Middle Market M&A Persists Amid Volatile Conditions

Middle Market M&A Persists Amid Volatile Conditions

Middle market deal volume continued to outperform the broader M&A market in the first quarter

Capstone Partners has published its first quarter Capital Market Update and reports that total middle market merger and acquisition volume declined 14.3% year-over-year in Q1 2023 resulting from macroeconomic headwinds.

However, Capstone further reports that middle market deal volume continued to outperform the broader M&A market which saw a total volume decline of 25.2% year-over-year in Q1. While buyers have demonstrated increased selectivity, quality companies with strong margin profiles have continued to command M&A interest at premium valuations. The Federal Reserve’s ability to navigate a soft landing will likely prove consequential for middle market M&A throughout 2023.

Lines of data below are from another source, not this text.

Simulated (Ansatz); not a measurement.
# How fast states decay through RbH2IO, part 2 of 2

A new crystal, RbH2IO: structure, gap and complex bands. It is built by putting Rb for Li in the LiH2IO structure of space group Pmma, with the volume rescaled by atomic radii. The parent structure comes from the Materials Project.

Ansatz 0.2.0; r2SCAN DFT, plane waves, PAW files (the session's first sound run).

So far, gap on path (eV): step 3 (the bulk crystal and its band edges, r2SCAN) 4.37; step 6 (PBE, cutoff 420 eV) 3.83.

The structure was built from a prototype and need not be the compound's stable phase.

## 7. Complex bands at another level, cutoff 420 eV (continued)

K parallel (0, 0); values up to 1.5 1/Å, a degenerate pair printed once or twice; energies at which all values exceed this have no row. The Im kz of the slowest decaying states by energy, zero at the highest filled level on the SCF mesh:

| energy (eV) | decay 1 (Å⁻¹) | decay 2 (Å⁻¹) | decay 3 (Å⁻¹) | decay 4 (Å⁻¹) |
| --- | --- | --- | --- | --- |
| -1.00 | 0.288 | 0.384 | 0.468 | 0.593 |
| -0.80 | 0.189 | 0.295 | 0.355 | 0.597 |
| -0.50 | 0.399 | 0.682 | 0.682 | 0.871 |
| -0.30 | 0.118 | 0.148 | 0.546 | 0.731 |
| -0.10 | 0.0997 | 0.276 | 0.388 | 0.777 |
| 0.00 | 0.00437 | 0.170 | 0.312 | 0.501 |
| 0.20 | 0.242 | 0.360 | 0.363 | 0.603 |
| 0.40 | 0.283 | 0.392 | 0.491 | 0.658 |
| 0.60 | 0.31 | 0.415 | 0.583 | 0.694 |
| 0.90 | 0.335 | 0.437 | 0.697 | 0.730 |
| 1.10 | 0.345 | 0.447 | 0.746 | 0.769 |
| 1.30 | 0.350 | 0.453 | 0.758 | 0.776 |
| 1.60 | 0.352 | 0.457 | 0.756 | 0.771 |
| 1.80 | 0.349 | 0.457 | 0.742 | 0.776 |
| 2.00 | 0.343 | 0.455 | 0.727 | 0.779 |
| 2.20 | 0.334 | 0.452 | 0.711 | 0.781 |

According to Capstone, uncertainty is seldom received favorably by capital markets and the lack of economic visibility has caused angst among many market participants. The Federal Reserve has yet to settle on a terminal interest rate, with the continued strength of the labor market complicating the task of whether to hike or pause.

Inflation and elevated interest rates have continued to pressure M&A valuations in the middle market.

In addition, recent turmoil among regional banks has contributed to the tightening of the U.S. economy—an element that may be difficult to quantify in basis points. As the U.S. navigates a higher-for-longer rate environment to quell stubborn inflationary headwinds, confidence in a smooth recovery has often fluctuated with equity market swings, leaving many to wonder when the U.S. will enter a recession, or if the economy is already in the midst of one. As the economy eyes an emergence from monetary tightening, there is hope that the M&A market may have reached a modest trough—presenting a strong backdrop for a recovery in middle market dealmaking.

Inflation and elevated interest rates have continued to pressure M&A valuations in the middle market. However, there has been evidence of some upward pricing momentum in early 2023. The average EBITDA multiple amounted to 9.1x in Q1, following a decline to 7.2x in Q4 2022.

Interestingly, it is the large-scale transactions that have seen the most significant pullback in pricing. The core middle market – $100 million to $250 million in enterprise value – has continued to be the bellwether of middle market pricing. Valuations in this range have held steady at a 10.9x EBITDA multiple, nearly mirroring the prior year’s average of 11.1x.

Business owners, dealmakers, and lenders will be closely monitoring the monetary policy environment and its reverberations on the broader economy. If the U.S. has reached, or is approaching, its trough in the M&A market, there is a precedent for what is to come. Sellers can expect exuberant interest from buyers looking to reengage in inorganic growth upon a market recovery. Timing and asset position will be key as a substantial level of pent-up demand can be expected to create healthy levels of competition in the middle market.

“As has traditionally been the case, M&A market valuations and activity levels are driven more by credit trends than by equity market levels,” said Phil Seefried, an executive advisor at Capstone. “Tightened credit conditions have decreased the amount of debt available for transactions as well as increasing the cost of that debt. With higher required equity contributions and more expensive debt, valuations have adjusted downward to maintain returns. Further, the natural flight to quality in times of uncertainty has further reduced supply in the short term. We look forward to the inevitable rebound in activity as conditions stabilize.”

Capstone’s investment banking services include mergers and acquisitions, capital advisory, financial advisory, special situations and restructuring. Managing Director Brendan Burke leads Capstone sponsor coverage team.

Capstone has more than 175 employees and is headquartered in Boston and Denver with additional locations in Chicago, Dallas, Detroit, Los Angeles, New York, Orange County, Philadelphia, San Diego, and Tampa. In June of last year, publicly traded Huntington Bancshares (NASDAQ: HBAN) acquired Capstone Partners.

Huntington Bancshares with $189 billion in assets, provides banking services to consumers, small and middle-market businesses, corporations, and municipalities. The Columbus, Ohio-headquartered bank was founded in 1866 and has more than 1,000 branches in 11 states.